Keywords

Text classification is a basic task in the field of natural language processing. It is a process of extracting the key elements of sentences, judging the authors’ views, intentions and emotions of the sentences. It is the basis of information retrieval, questioning and answering system, emotion analysis and other advanced tasks. It can be said that text classification technology is the basic technology of natural language processing and social network analyzing, which will be beneficial to information discovery, public opinion analysis in the web space.

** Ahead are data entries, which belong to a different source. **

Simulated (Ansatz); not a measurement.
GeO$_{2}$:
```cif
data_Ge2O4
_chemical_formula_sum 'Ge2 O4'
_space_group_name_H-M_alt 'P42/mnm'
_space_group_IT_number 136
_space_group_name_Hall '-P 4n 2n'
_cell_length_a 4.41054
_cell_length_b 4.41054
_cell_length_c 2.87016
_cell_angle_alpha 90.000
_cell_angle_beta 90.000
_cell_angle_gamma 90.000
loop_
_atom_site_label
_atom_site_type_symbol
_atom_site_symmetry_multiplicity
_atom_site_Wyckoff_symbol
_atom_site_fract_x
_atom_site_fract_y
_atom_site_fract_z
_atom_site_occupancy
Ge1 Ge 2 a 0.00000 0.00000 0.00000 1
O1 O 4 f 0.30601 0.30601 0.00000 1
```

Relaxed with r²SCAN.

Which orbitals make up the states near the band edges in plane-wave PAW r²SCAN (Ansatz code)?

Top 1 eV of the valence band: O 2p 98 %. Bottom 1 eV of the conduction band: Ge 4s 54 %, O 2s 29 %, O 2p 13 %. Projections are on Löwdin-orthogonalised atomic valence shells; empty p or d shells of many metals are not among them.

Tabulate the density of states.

Text classification is the earliest application of machine learning algorithm, and has achieved good results. In addition to the traditional methods based on statistical analysis such as Naive Bayes, Supporting Vector Machine and so on, neural networks and deep learning algorithms have also been widely used in the field of text analysis in recent years. Therefore, a comprehensive study and review of machine learning algorithms in the field of text classification is very valuable for academic research and engineering development.

1 Introduction

Machine learning mainly studies how to learn unknown rules from given data, that is, to find some objective rules from observed data (samples), and use the learned rules (models) to analyze and predict irregular data or unknown events. The following figure illustrates the application principle of machine learning algorithm in text classification (Fig. 1).

Fig. 1.
figure 1

Principle of text classification

As is shown in the above figure, the input is “x”, and the output is “y”. Through the model’s processing, we got expected results from the irregular data. The “model” is previously trained by the “data (x, y)”. That is the basic procedure of processing text content by machine learning algorithms.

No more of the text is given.